Prelude & Fugue

Johann Sebastian Bach

Prelude & Fugue in C minor


About this work

While the interval between the composition of the Prelude and of the Fugue from J.S. Bach's Prelude and Fugue for organ in C minor, BWV 546 may not be as great as the interval between the composition of the Prelude and the Fugue from BWV 562 (the Prelude of that work having likely been written sometime during the 1710s but the Fugue possibly as late as 1745), they are nevertheless hardly temporal bedfellows. The Fugue of BWV 546 seems to be the earlier of the two halves (it is a work from Bach's Weimar days ), while the Prelude came later (from his Leipzig days, 1723 and following). Bach's reasons for choosing to return to a finished, self-standing composition like the Fugue of BWV 546 so many years after and then to add to it may well have been ones of a purely internal nature, though one can't omit the possibility that some practical requirement, a pressing need for a fresh prelude and fugue during a particularly busy time, induced him to take up an old fugue and provide it with a new introductory piece. After so long, it can never be known; but one can safely proclaim that the Prelude is easily one of Bach's most imposing organ preludes.

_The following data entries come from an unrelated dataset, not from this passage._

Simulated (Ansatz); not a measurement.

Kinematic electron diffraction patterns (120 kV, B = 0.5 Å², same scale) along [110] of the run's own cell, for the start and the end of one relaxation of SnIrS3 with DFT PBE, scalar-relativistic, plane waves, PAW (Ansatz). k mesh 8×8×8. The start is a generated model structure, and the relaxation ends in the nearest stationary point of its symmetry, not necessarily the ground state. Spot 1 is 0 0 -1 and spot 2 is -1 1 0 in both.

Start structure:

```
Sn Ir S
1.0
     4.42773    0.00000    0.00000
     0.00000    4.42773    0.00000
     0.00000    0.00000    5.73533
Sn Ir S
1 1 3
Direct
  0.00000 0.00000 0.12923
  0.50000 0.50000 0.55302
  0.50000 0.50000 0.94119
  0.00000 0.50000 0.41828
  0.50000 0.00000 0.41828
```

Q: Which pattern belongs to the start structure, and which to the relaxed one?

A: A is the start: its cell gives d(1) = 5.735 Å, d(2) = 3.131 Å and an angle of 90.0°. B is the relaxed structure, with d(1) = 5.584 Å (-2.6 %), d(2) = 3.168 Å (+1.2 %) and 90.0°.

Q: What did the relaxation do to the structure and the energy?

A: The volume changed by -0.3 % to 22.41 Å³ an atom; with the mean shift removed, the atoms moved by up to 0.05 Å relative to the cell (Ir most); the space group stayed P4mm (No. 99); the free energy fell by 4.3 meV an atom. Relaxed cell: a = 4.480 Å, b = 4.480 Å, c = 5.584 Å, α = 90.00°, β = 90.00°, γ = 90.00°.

The Prelude of BWV 546 spans a full 144 bars. It presses forth with great urgency after a stoic hand-against-hand incipit gesture and is soon filled with running triplets, here scalar, there arpeggiated. The opening gesture returns twice, once in the minor dominant after about 40 bars and again in the tonic C minor to usher in the final bars of the piece. The fugue is a five-voice one (though the five voices are heard all together only in the exposition of the fugue and at the very end, where, as per tradition, the texture blossoms even further, in this case to a final eight-voice cadence) and is built from a subject that can hardly restrain its urge to leap up by the interval of a third; it is all Bach can do to ensure that a few stepwise motions find their way into this otherwise leap-infested thought.